The other misinterpreted part of this process.....higher volts equals penetration.

Volts wets the pool. Amps make penetration. In this process amp is equal to wire speed feed. To little wire feed gives you a nice flat weld a lot of time with shallow penetration. It all has to balance. Some choose to run higher volts to slower wire speed. the result actually yields a shallow effective throat (less depth of fusion).
 
So, the gusset didn't fuse and the tube did. The tube tore away from the other member. The gusset did not appear to fuse. Therefor reinforcing nothing and theoretically allowed the whole mess to come apart.
 
This confuses me as well.
Yes it had a notch in it. So it could kinda straddle the frame. The part that I welded to the frame stayed, can’t get it off without cutting. That break is past the notch. Like one has said the gusset didn’t do squat an my guess is it was to much for the tubing to bear and snapola
 
Short version for short circuit mig.

Too slow technique. Focus on keeping the arc on the front edge of the puddle. There is no “hold it there and let it burn in” with short circuit mig.

Definitely cold lap, meaning the puddle is insulating the arc from the base metal, causing lack of fusion on underside of the weld.
 
The other misinterpreted part of this process.....higher volts equals penetration.
Volts wets the pool. Amps make penetration. In this process amp is equal to wire speed feed. .

But if you stop and think about their electrical relationship this makes perfect sense.
Volts and Amps have an inverse relationship. As voltage increases ampacity decreases for a given load.

Also higher voltage will jump a broader gap...in both circuit and welding application. So a higher volt setting will have a wider arc, because it "jumps further" and spread the energy over a wider area. Vs a lower votl setting will give a smaller more concentrated impact area, typically better penetration.

Welding has always fascinated me because of my love of electricity mainly.
I suck at it, though to be fair Ive never invested enough time to not suck at it. But unlike most who suck at welding. Im pretty good at sicking things together firmly. It just looks like absolute dog doo.

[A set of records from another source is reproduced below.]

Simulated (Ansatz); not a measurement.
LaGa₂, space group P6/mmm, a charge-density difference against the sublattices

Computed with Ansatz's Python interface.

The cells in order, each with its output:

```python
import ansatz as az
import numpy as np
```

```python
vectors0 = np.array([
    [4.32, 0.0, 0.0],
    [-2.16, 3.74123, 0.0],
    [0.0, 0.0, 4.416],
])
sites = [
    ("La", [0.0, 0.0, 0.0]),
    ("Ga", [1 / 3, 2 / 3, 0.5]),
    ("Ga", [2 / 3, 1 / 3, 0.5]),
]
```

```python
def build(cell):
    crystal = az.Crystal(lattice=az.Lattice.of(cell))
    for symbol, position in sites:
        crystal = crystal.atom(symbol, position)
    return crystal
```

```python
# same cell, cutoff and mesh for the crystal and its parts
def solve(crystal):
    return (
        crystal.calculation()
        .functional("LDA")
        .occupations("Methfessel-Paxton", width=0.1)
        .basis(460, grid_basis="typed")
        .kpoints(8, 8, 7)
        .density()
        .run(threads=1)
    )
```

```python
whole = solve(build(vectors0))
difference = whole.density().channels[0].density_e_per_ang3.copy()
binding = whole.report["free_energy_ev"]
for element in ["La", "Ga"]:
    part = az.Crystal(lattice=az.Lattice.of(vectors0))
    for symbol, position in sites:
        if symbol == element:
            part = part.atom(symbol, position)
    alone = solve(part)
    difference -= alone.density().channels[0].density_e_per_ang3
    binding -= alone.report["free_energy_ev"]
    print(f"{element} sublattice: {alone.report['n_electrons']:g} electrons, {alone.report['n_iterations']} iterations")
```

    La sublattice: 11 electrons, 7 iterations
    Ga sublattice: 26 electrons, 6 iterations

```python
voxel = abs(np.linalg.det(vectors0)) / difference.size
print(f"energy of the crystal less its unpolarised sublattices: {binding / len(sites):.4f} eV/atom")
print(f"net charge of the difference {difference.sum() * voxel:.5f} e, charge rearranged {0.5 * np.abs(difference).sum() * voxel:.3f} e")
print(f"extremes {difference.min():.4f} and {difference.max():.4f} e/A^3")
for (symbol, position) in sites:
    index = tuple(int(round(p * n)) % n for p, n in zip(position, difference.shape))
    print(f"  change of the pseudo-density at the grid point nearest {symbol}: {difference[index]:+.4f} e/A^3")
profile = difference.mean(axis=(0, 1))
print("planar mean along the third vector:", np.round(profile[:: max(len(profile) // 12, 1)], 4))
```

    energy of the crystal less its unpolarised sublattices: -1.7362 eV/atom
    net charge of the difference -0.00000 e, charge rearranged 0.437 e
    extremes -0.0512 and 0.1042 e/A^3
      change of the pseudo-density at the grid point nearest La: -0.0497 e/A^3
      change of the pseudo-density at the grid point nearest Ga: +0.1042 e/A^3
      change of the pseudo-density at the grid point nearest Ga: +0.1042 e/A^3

Before I got married and the only time I ever welded much in my life I was working on a couple projects with my future BIL and a mutual friend who was a welding inspector for industry process inspection.
He once told me that my welds were as structurally sound as most any he'd seen, but "they are so hideous no one would pay you for the work"...yet when I hear talented welders talk about the how and the why It makes no sense to my brain. Talk of moving the puddle etc...just isnt the way my mind works. Its like thinking in Chinese or something.
 
But if you stop and think about their electrical relationship this makes perfect sense.
Volts and Amps have an inverse relationship. As voltage increases ampacity decreases for a given load.

Also higher voltage will jump a broader gap...in both circuit and welding application. So a higher volt setting will have a wider arc, because it "jumps further" and spread the energy over a wider area. Vs a lower votl setting will give a smaller more concentrated impact area, typically better penetration.

Welding has always fascinated me because of my love of electricity mainly.
I suck at it, though to be fair Ive never invested enough time to not suck at it. But unlike most who suck at welding. Im pretty good at sicking things together firmly. It just looks like absolute dog doo.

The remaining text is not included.